Friday, December 30, 2011

Noir: A Morass of Aberrant Psychology and Obsession


"In fact, the craftsmanship (David Goodis) mastered in all those years of turning out fiction for the pulps was sometimes all that salvaged his books from a morass of aberrant psychology and obsession." --James Sallis
Black Friday is proof absolute of Sallis' comment. It's a crime novel only by default. Here we have the typical Goodis loser loner protagonist, this time named Hart who is on the run from a murder charge. Through a cosmic coincidence he is taken in by a murderous big time burglar named Charley. And his gang.

The story arc deals with a pending huge burglary of fine art and jewelry that Hart will be allowed to join in if he can prove to Charley that he is a "professional"--i.e. a man who never kills for passion but only for money. Loopy at this measure is Goodis makes it go.

But please don't confuse this heist with the book's real import. I remember reading a lot of August Strindberg in my college days as a wanna-be playwright. Goodis has pulled a Strindberg. What a feckless loveless hopeless cast of oddballs and freaks he offers us.

The gang doesn't like Hart so we have scenes of frequent intimidation except for the gangster who starts to like Hart because Hart finds the man's artistic skills impressive (or claims he does), Then there's Freida the obese sad crazed dangerous vamp of Goodisworld. Repellent as he finds her he has to sleep with her because she needs the kind of sex her man Charley can't deliver. He's impotent most of the time. Hart is using her--he literally grimaces when he touches her--but she falls in love with him and Charley figures it out. Charley is not happy.
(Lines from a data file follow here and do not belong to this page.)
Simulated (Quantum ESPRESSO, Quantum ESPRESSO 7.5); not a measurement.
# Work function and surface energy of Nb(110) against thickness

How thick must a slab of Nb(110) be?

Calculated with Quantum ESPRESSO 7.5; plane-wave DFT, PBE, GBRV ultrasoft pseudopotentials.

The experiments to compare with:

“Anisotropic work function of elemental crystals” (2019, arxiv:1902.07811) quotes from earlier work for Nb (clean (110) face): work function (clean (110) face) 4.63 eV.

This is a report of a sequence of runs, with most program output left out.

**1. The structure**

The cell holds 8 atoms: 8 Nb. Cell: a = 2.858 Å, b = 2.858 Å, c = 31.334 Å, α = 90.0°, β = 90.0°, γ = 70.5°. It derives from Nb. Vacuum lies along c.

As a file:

Then there's Myrna the forlorn faded woman whose brother Paul Hart killed because he seemingly had no choice. She despises Hart at first but eventually they come together. The interplay of all these relationships accounts for seventy-five, maybe eighty per cent of the novel. I couldn't stop flipping the pages though several times I wanted to. This is the only book I've ever read that makes Orwell's Down and Out In Paris and London read like a B'way musical. It's past grim. It's a violent ward of wanton treachery and despair. 

It's as close to Grand Guignol as crime fiction gets.



The French love David Goodis, The Grand Guignol!